Regarding Petitioner's declaration, Respondent objects that the April 27 R&R relied on it "in support of [the] finding that a motion for new trial may have been granted on the basis of the discovery of new evidence." (Objections at 3). However, a review of the relevant paragraph in the April 27 R&R reveals that this is merely an alternative finding: "to the extent that counsel's lack of diligence would have rendered a new trial motion futile, thereby undermining prejudice from counsel's failure to make the motion, Petitioner's argument for prejudice based on counsel's failure to investigate is strengthened." (April 27 R&R at 51). Thus, the finding of prejudice would stand even without reliance on Petitioner's declaration.*fn1

Petitioner's remaining objections are similarly meritless. The Court already considered and rejected Respondent's relevance objection to the testimony of Brian McCracken. (See Objections at 8 (objecting to McCracken testimony as irrelevant); Objections to July 13 R&R at 6-8 (same); Order Adopting July 13 R&R at 1). Petitioner's objection to the admission of attorney Consiglio's disciplinary records also fails for the reasons set out in the April 27 R&R. (See April 27 R&R at 56-57 & n.21).

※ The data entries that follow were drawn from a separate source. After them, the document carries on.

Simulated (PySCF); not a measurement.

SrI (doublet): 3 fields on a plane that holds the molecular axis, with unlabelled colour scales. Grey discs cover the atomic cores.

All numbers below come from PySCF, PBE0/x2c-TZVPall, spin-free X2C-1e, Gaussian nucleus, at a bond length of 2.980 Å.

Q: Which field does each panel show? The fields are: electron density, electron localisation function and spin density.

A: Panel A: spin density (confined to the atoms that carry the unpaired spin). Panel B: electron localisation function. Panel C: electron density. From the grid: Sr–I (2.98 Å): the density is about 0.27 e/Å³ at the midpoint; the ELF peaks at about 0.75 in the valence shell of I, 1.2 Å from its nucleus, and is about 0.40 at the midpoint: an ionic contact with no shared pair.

Finally, the objection that the Magistrate Judge "failed to assess properly the likely impact of the new evidence on reasonable jurors" (Objections at 8), is belied by the record. The July 13 R&R clearly states that, given the evidence "'it surely cannot be said that a juror, conscientiously following the judge's instructions requiring proof beyond a reasonable doubt, would vote to convict.'" (July 13 R&R at 36 (quoting Schlup, 513 U.S. at 331); see also July 13 R&R at 42 ("This appears to be one of the extraordinary cases where the petitioner asserts his innocence and establishes that the court cannot have confidence in the contrary finding of guilt." (internal quotation marks omitted)). The April 27 R&R makes a similar finding. (See April 27 R&R at 44-45). To the extent that Respondent merely disagrees with that finding, the Court has already considered and rejected such objections. (See Objections to July 13 R&R at 8-11; Order Adopting July 13 R&R at 1).


1. The First Amended Petition is GRANTED in its entirety.

2. The action is remanded for a new trial within ninety (90) days of this decision, plus any additional delay authorized under state law. If the State elects not to pursue a retrial, Petitioner shall be released from custody within ninety (90) days of the date the Judgment herein becomes final. Respondent shall either release Petitioner from custody or retry him within ninety days of the date of this Order.

3. The Clerk shall serve copies of this Order and the Judgment herein by United States mail on counsel for Petitioner and counsel for Respondent.